Keys for Driving Your Innovation Potential

I can say with confidence based on more than 30 years of research involving both desktop analytics and face to face interviews with practitioners that THE difference between the industry leading firms and the rest of the pack is NOT superior operational efficiency (although that is at a high level) it is a superior business model.

Here are 7 keys that I have observed drives the innovation potential in any organization:

  1. You need to really understand your clients by seeing the world through the lens of their eyes. This is called developing empathy and in the business model generation literature it’s achieved with a tool called an Empathy Map.
  2. You need understand that innovation is NOT simply about technology breakthroughs (e.g. cloud delivered applications.) In every organization there are at least 10 areas which are potential candidates for game-changing innovation to occur. At the level of a firm, moving to a cloud platform is not innovating, it’s just a smart operating decision. Innovation is how the firm figures out a different way to harness that technology to deliver a superior client value proposition and capture a part of the superior value more effectively than its competitors.
  3. One of the richest sources of innovation potential is to be found by looking beyond simply performing a job that your clients need done and seeking ways to contribute a higher transformative impact. This typically mandates working with clients in respect of whom this is possible and therefore has as much to do with client selection as it does with innovation …. but here’s an idea …. having clearly defined client selection criteria is a form of innovation and firms that understand that find themselves way ahead of the pack.
  4. Innovation do not come from incrementally improving current processes BUT they do come from rejecting current orthodoxy and that might involve turning those processes on their head and seeing what falls out.
  5. The last place to find innovative ideas is to look at what is called common industry practice. That reflects the implementation of previous innovations. Competitive advantage is not to be found here.
  6. Embrace the “impossible.” What people believe is impossible is where advantage lies because breakthroughs can only occur when there’s a barrier.
  7. Use PO not YES or NO. Edward DeBono invented a word call PO as a contrary thinking tool. You can interpret it in different ways but it sits between YES and NO and means possiblity option or other possibility. The binary Yes/No represents the essence of lateral thinking but “lateral” is not how our brain is structured.

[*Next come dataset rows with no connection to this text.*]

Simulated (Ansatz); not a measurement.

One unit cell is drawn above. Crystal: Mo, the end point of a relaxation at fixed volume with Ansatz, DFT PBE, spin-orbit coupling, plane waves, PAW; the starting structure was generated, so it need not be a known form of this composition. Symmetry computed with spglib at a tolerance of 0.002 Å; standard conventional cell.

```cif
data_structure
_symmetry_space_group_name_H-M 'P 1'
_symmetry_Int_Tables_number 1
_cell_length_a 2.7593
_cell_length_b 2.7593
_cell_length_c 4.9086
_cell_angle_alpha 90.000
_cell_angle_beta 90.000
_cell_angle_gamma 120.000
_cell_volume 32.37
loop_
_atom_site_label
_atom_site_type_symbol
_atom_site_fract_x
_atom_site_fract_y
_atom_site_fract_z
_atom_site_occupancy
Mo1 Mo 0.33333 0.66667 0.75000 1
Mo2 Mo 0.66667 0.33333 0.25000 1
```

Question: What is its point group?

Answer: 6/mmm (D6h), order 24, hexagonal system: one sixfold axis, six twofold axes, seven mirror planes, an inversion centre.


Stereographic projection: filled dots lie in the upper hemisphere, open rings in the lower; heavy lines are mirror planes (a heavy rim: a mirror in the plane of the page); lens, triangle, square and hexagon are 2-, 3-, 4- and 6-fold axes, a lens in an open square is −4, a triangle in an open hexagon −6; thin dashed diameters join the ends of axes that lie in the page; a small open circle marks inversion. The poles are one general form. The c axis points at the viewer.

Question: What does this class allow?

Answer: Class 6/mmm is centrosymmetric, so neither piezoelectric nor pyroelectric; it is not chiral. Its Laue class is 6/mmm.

New ideas are the source of innovative breakthroughs but too often they die on the vine. Below I have listed 13 ways great ideas submitted by your team members can be killed before they see the light of day. Have a look at them and ask yourself how you stack up:

  1. Point out all the reasons it won’t work, this will ensure that the reasons it might work will not need to be addressed.
  2. Say you’ll look into an idea and then just sit on it.
  3. Laugh hysterically and ignore the suggestion. You’ll find that this tactic will effectively prevent you from again being subjected to ideas.
  4. Remind the proponent that his last idea was a total failure or, on a similar theme, remind him what happened to the last person who came up with a failed idea.
  5. Tell the proponent that she doesn’t understand the broader issues. That will remind her that good ideas only come from people at the top.
  6. Ask for a report containing a detailed analysis that you know the proponent is not capable of doing or will require a lot of time, and at the same time give the proponent five other tasks to perform so that further analysis of the idea gets pushed to the bottom of the list of priorities.
  7. Change the subject e.g. ask the proponent how his current project is going. That will be a reminder that team members are paid to work not to think.
  8. Attack any holes in the suggestion – that’s a great way to make someone feel stupid for even raising it.
  9. Ask for all the details to be outlined immediately. That usually makes the proponent realize that the idea has not been thought through fully and sloppy thinking will not be tolerated.
  10. Say we have already thought of that. That will remind the proponent that he is no smarter than people who have been there for some time and that as a newcomer he is not yet qualified to make suggestions.
  11. Say that we have already agreed to go with some other idea. That will send a message that unless you’re part of the insider decision-making group you’ll probably waste your time thinking about new ideas.
  12. Say we’ve tried that before. The implication here is that the idea did not work and by implication it cost time and money so the firm would have been better off if it had never seen the light of day.
  13. Say we’ve done it this way for 50 years and there’s no reason to change now.